Optical metasurfaces are two dimension form of metamaterials composed of metal or dielectric subwavelength resonators. These ultra-thin flat surfaces could manipulate the wavefront by local controlling of the phase, amplitude and polarization with subwavelength spatial resolution.
Nowadays, unlike the metallic metasurfaces, the dielectric counterparts have been gained remarkable attention due to their low loss nature at the visible and infrared frequencies. The flat nature of high efficient metasurface opens up new possibilities for integration of optical chips. Therefore, many optical devices such as lenses, holographic systems, beam deflectors and vortex beam generators have been introduced and fabricated.

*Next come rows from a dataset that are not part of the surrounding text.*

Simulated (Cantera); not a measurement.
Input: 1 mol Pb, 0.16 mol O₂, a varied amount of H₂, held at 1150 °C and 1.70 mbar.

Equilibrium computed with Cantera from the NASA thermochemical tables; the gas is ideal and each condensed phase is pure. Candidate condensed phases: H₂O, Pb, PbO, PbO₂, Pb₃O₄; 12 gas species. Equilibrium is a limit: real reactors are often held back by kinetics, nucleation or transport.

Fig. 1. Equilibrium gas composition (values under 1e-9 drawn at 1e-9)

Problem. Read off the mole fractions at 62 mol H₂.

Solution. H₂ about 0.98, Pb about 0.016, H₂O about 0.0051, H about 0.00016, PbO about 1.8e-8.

It has been demonstrated that Silicon metaatoms as a constitutional element enhance the efficiency of metasurface at telecommunication wavelength and can also be fabricated in one lithographic step. In addition, it is appreciably compatible with the complementary metal oxide semiconductor (CMOS). The main challenge of designing high-performance metasurface for any application is providing $2\pi$ phase shifts by means of metaatoms. Silicon with high refractive index could support different order of electric and magnetic Mie-type resonances in the optical spectral range. The spectral position of these localized resonances could be tuned by adjustment of resonator geometrical dimensions. Even more importantly, Kerker condition between the first order of electric and magnetic resonances could be achieved. The overlapping of resonance modes results to $2\pi$ phase shift together with near unit amplitude of transmitted wave through metaatom.